Here’s a closer look at the Spatial Data Toolkit and a quick example of how it works.

To provide more accurate, geocoded demographic data for a specific region, the Spatial Data Toolkit takes in two shapefiles and calculates the extent to which their coordinates overlap. It can then extract and aggregate data from one shapefile to the other based on the resulting intersection between the geographies. New insights can then be gleaned from analysis conducted at the desired level of geographic granularity. For example, Map A shows communities served by two different water utility companies.

Community water system geospatial data is messy, with boundaries that don’t fit intuitively with census or municipal data. If the goal is to direct funding to the most underserved neighborhoods facing the brunt of water quality issues (i.e., lead pipes), it is crucial to first understand which communities these water systems serve.  Thus, demographic and socio-economic data must be extrapolated from an overlapping shapefile, such as geospatial census data, as shown below in Map B, where census tracts are overlaid the community water systems.
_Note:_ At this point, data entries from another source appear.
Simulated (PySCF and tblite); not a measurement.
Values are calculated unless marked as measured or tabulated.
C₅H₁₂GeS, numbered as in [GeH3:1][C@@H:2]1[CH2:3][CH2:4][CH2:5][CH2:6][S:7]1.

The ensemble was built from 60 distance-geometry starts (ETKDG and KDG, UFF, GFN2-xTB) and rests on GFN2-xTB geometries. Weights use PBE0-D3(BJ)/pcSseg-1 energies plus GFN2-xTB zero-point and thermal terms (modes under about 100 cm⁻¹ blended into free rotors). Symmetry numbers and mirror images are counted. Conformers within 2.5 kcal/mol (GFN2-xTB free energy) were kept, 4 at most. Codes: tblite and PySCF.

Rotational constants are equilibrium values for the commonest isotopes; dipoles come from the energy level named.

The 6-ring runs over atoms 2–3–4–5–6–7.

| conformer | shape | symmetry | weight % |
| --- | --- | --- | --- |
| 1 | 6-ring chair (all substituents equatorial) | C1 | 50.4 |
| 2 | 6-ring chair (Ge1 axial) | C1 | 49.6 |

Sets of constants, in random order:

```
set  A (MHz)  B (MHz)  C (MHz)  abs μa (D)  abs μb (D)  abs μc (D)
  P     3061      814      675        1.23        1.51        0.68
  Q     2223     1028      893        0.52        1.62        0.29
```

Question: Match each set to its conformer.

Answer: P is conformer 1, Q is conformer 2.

The Spatial Data Toolkit efficiently queries both the census and water system shapefiles for polygons that may overlap, and then calculates the area of intersection and subsequent percentage of overlap for each intersecting pair. Finally, it aggregates the census data from each intersecting census tract into a weighted average value for each water system.

As a result, it is then possible to aggregate and analyze data at the community water system level. In this example, if one is using the Justice 40 Initiative indicator for Disadvantaged communities, which exists at the census tract level, the Spatial Data Toolkit allows users to easily identify water systems serving Disadvantaged communities based on the aggregated overlap with underlying census tracts, as depicted in Map C.

Because this Spatial Data Toolkit is flexible enough to work between any two shapefiles, this analysis combining water systems, census tracts, and Justice 40 data is only one simple sample of how these methods can be applied.